Spring Night (After Wang Wei via Robert Okaji)

Well, it seems I’ve been inspired by one of my favorite poets, Robert Okaji.


Spring Night

(after Wang Wei via Robert Okaji)


Dogwood petals sigh in spirals, blessing my recline.

Spring darkness rests on hollow muted hills

while moonlight strikes the owls awake,

their hoots slipstreaming through ravines.


Unlike Robert, I named the birds and took liberties with the tree petals. I’m writing a new rhyming picture book right now, so this detour was a welcome respite. Feeling a little spring-feverish. Ahhh—ahhh—Cheers!


36 thoughts on “Spring Night (After Wang Wei via Robert Okaji)

  1. Lady Fancifull says:

    That is lovely, Jilanne. I guess the restraint nd compaction the haiku imposes means every word has earned its place. I particularly liked the feel of the verbs in each line, they felt like the striking of a gong, reverberating through the line

  2. FictionFan says:

    Great stuff Jilanne – I think your liberties caught the feel of the original even if you played a tiny bit with the words, and created something lovely. And I don’t see how a literal translation could ever work for poetry…

  3. Marsha says:

    Your poem brought a lot of memories to the surface, all of them pleasant. I love the dogwood petals sighing in spirals. Actually, it’s all savory. Thanks for sharing!

          • Marsha says:

            I did like his site, so I will go back. I was working on an article about using photos to inspire poetry, but you used him, and he used a similar poem translated from Chinese, I think. Have you ever used a photo as an inspiration for poetry, or how do you get inspired most often?

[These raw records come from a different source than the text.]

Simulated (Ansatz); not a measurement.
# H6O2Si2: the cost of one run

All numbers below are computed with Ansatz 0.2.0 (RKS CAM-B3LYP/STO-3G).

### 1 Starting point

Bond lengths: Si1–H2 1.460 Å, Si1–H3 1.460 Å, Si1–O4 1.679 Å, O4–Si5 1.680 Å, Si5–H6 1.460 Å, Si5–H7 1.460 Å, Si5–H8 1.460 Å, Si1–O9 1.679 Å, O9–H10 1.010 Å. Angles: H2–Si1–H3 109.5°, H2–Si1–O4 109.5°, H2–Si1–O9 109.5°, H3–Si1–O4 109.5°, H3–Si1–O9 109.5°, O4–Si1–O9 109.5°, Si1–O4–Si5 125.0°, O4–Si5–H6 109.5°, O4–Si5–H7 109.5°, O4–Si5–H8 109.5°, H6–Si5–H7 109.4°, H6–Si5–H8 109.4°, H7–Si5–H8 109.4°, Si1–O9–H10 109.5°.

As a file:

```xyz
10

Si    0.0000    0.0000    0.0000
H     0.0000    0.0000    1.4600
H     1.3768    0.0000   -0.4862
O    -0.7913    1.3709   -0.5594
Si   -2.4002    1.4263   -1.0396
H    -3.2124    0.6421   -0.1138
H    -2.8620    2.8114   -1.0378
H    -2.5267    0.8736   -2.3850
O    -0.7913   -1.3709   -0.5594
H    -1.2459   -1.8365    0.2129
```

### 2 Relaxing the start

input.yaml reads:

          • Jilanne Hoffmann says:

            I don’t use photos or images, usually. There’s a marvelous artist by the name of Marcy Erb who has a regular image-inspired-by-poem site. You should take a look at her work. I get inspired by reading poetry, news articles, nonfiction artifacts, trivia, etc. So many ways to get inspired, I can’t attribute my inspiration to any one thing. There’s also so much going on inside my head, things often just bubble to the surface.

          • Marsha says:

            Love it. I read several of Robert’s poems. They are very esoteric. I think I need a degree in English to understand many of the nuances. Maybe history and science as well. There is a lot of depth to the ones I read. πŸ™‚

          • Jilanne Hoffmann says:

            Yes, he’s really quite wonderful. I think poems can be “understood” on many levels. Sometimes people think there’s a “right” way to understand a poem, but they’re really floating out there to be “understood” in whatever way the reader understands them. If they evoke a response, you don’t really need to understand where the response is coming from. He wrote the origami crane poem for me without knowing that it was for my mother-in-law’s memorial. And it was perfect! It’s in my post about her memorial last year. But not every poet or poem speaks to everyone. Just like not every work of fiction speaks to everyone. I love cultures that understand how powerful poetry or the written world in general can be, how vital it is to the lifeblood of a society. Perhaps it springs forth most strongly from cultures that are oppressed. I am struck by how many writers have been jailed or killed for speaking out against regimes, via poetry or allegory or other forms of art. In the U.S., it seems that this aspect of art has been subsumed largely by pop culture.

          • Marsha says:

            Yes, and that has not always been the case in the United States. It’s only been in our lifetimes, I think. Your observation is so true about cultures, and even extends to pop culture. I remember a documentary of Paul McCartney’s visit to Russia, and the discussion of the profound effect he had on their culture, and on ours, really. And I remember the anti war songs during the 60s, and what emotions they aroused. But we have protection of free speech here, and even though it is not perfect, we can’t underestimate its effect on art.